1

I'm currently trying to tune the performance of a few of my scripts a little bit and it seems that the bottleneck is always the actual insert into the DB (=MSSQL) with the pandas to_sql function.

One factor which plays into this is mssql's parameter limit of 2100.

I establish my connection with sqlalchemy (with the mssql + pyodbc flavour):

engine = sqlalchemy.create_engine("mssql+pyodbc:///?odbc_connect=%s" % params, fast_executemany=True)

When inserting I use a chunksize (so I stay below the parameter limit and method="multi"):

dataframe_audit.to_sql(name="Audit", con=connection, if_exists='append', method="multi",
                               chunksize=50, index=False)

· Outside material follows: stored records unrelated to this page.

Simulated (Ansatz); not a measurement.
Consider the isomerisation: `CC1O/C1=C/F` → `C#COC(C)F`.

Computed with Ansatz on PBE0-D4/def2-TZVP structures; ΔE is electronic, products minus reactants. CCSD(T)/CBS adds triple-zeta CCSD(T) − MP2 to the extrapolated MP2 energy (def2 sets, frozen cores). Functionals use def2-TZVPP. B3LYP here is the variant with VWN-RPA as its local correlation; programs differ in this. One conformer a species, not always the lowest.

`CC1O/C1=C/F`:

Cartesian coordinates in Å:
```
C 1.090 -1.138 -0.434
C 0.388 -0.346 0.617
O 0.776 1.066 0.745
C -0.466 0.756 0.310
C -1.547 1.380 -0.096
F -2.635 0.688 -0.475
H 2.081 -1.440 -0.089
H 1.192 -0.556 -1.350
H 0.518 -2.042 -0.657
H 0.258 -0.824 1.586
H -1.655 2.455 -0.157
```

This leads to the following (unfortunately extremely inconsistent) performance: enter image description here

I'm not sure what to think of this exactly:

  • Inconstistency seems to stem from the DB Server itself
  • A greater chunksize seems not to translate to a better performance (seems to be the other way round!?)
  • Maybe I should switch from pyodbc to turbodbc (according to some posts it yields better performance)

Any ideas to get a better insert performance for my DataFrames?

zeitghaist
  • 89
  • 9

1 Answers1

2

If you are using the most recent version of pyodbc with ODBC Driver 17 for SQL Server and fast_executemany=True in your SQLAlchemy create_engine call then you should be using method=None (the default) in your to_sql call. That will allow pyodbc to use an ODBC parameter array and give you the best performance under that setup. You will not hit the SQL Server stored procedure limit of 2100 parameters (unless your DataFrame has ~2100 columns). The only limit you would face would be if your Python process does not have sufficient memory available to build the entire parameter array before sending it to the SQL Server.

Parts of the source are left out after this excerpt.